Why is your dbms not using your index?
So recently I was trying to gain some knowledge about indexes using Postgres, going beyond the tutorials I've done and so I attempted to make some queries faster using b-tree indexes on fish count data.
However, before getting into any complex queries I tried out a basic one:
select * from chinook where year > '2000';
When I used explain analyze on this query it gave me:
----------------------------------------------------------------------------------------------
Seq Scan on yearly_chinook_sum_view (cost=0.00..1.15 rows=4 width=40) (actual time=12.559..12.584 rows=12 loops=1)
Filter: ((year)::text > '2000'::text)
So why is it still doing a sequential scan?
First I looked at my table to make sure I really had added a b-tree index on the table named chinook using \d chinook which confirmed that yes, I have a b-tree index on the year column.
Then I started searching for the issue and found these articles:
http://www.depesz.com/2010/09/09/why-is-my-index-not-being-used/
http://www.postgresonline.com/journal/archives/78-Why-is-my-index-not-being-used.html
There were a few possible reasons why my query wasn't using the index, but the one that seemed most likely to me was that it wasn't efficient due to table size.
Next step, how big is the Chinook table?
https://wiki.postgresql.org/wiki/Disk_Usage
So from Wiki I used this join to find my total disk usage including indexes:
SELECT nspname || '.' || relname AS "relation", pg_size_pretty(pg_total_relation_size(C.oid)) AS "total_size" FROM pg_class C LEFT JOIN pg_namespace N ON (N.oid = C.relnamespace) WHERE nspname NOT IN ('pg_catalog', 'information_schema') AND C.relkind <> 'i' AND nspname !~ '^pg_toast' ORDER BY pg_total_relation_size(C.oid) DESC LIMIT 20;
And for Chinook it gave me:
So this is fairly small, but I don't really feel like doing tests to see where the threshold is. What I did test were queries that would return one row versus a larger percentage of rows.
kenai_fishruns=# explain analyze select * from chinook where year = '2009';
----------------------------------------------------------------------------------------------
Index Scan using chinook_year_index on chinook (cost=0.28..9.67 rows=48 width=44) (actual time=30.929..31.151 rows=48 loops=1)
Index Cond: ((year)::text = '2009'::text)

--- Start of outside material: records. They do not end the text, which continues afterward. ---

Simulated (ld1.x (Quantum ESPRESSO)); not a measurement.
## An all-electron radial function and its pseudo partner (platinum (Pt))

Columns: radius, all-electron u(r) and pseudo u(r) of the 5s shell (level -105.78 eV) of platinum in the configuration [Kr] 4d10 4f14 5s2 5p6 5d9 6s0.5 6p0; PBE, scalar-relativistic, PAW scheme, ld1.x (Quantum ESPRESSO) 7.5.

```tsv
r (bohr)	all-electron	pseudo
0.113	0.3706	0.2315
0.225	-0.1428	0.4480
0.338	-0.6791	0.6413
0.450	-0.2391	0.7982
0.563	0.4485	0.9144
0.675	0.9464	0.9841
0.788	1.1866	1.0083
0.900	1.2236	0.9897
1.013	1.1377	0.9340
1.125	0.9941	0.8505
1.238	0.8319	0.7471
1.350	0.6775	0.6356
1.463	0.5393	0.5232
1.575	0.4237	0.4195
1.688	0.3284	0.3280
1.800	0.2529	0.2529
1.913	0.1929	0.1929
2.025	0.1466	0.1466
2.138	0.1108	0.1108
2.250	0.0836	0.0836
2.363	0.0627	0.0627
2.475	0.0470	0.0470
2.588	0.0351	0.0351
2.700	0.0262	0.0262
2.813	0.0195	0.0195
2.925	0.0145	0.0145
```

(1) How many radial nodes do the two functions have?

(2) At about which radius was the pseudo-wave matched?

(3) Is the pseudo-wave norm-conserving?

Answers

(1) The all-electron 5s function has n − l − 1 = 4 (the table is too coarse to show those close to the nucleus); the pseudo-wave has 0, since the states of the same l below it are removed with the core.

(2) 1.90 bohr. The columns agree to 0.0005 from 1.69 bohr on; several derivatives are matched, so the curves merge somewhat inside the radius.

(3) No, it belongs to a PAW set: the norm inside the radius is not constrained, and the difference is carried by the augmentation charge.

kenai_fishruns=# explain analyze select * from chinook where year > '2009';
----------------------------------------------------------------------------------------------
Seq Scan on chinook (cost=0.00..13.45 rows=203 width=44) (actual time=0.033..1.258 rows=203 loops=1)
Filter: ((year)::text > '2009'::text)
Rows Removed by Filter: 393
So this started pointing me in the right direction, I figured it had to do with the amount of rows returned versus some error in how I indexed my tables, so I googled and stackoverflow came to the rescue again:
http://stackoverflow.com/questions/5203755/why-does-postgresql-perform-sequential-scan-on-indexed-column
Basically the answer to this post says that if a query returns approximately more than 5-10% (roughly) of the total rows, then it will use a sequential scan versus an index scan.
This makes sense with my little test between the queries returning the one row versus the many rows it would be returning for the second query. Unfortunately this stackoverflow post didn't cite where to find this info in the docs, but that's research for another day. At least now I can rest easy knowing the general why behind Postgres choosing to use a sequential scan versus an index scan.